I wrote a .NET application that's designed to take a large number (>10,000) of very small files from one directory and organize them into a directory tree that goes root/yyyy/MM/dd/file.name. The application works, and it's fast for smallish numbers (<1,000) of files, but the more files I have to move, the longer it takes. I'm a newbie at .NET and C#, but could something like running the move in parallel make it go faster? Or compressing the files in batches before the move? Ultimately, I'm trying to avoid problems with the program stalling or failing when the number of files to move gets too large.

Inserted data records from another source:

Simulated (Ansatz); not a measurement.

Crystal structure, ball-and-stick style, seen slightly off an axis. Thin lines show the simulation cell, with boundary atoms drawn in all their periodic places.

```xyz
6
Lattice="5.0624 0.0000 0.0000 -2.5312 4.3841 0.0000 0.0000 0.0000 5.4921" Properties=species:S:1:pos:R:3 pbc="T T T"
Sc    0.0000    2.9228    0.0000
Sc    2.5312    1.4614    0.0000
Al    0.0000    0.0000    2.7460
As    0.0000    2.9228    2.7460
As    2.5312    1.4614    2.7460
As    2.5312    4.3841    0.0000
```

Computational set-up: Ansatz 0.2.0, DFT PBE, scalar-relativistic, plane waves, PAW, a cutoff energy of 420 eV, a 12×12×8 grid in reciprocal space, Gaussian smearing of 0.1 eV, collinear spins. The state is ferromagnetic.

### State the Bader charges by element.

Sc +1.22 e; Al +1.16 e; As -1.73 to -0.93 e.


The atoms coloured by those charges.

This is the code I'm using:
using System;
using System.IO;
using System.Configuration;
namespace consolefilemover
{
internal class Program
{
static void Main(string[] args)
{
string rootDir = ConfigurationManager.AppSettings["rootDir"];
string[] files = Directory.GetFiles(rootDir);
string log = "auditlog.txt";
foreach (string filePath in files)
{
FileInfo fileInfo = new FileInfo(filePath);
DateTime lastModifiedDate = fileInfo.LastWriteTime;
// Create the destination directory path based on the last modified date
string destinationDir = Path.Combine(rootDir, lastModifiedDate.ToString("yyyy"), lastModifiedDate.ToString("MM"), lastModifiedDate.ToString("dd"));
// Create the destination directory if it doesn't exist
Directory.CreateDirectory(destinationDir);
// Move the file to the destination directory
string destinationFilePath = Path.Combine(destinationDir, Path.GetFileName(filePath));
if (!File.Exists(destinationFilePath))
{
File.Move(filePath, destinationFilePath);
}
else
{
destinationFilePath = Path.Combine(destinationDir, Path.GetFileNameWithoutExtension(filePath) + DateTime.Now.ToString("yyyyMMddHHmmss") + Path.GetExtension(filePath));
File.Move(filePath, destinationFilePath);
}
//Making a location for monthly audit logs
string logfile = Path.Combine(rootDir, lastModifiedDate.ToString("yyyy"), lastModifiedDate.ToString("MM"), log);
//Define the data for the log file
string logInfo = Environment.NewLine + lastModifiedDate.ToString("yyyyMMdd") + " | Source: " + filePath + " | dest: " + destinationFilePath;
//Creates Log File
File.AppendAllText(logfile, logInfo);
}
}
}
}
Start by replacing Directory.GetFiles
with Directory.EnumerateFiles
. This will allow you to avoid large array allocation.
Then, create a HashSet
of created directories and check it first before calling Directory.CreateDirectory
. This will save you a lot of I/O if their values are repeated frequently.
Also replace string concatination
Path.GetFileNameWithoutExtension(filePath) + DateTime.Now.ToString("yyyyMMddHHmmss") + Path.GetExtension(filePath)
With interpolation
$"{Path.GetFileNameWithoutExtension(filePath)}{DateTime.Now.ToString("yyyyMMddHHmmss")}{Path.GetExtension(filePath)}"
To reduce number of intermediate string allocations.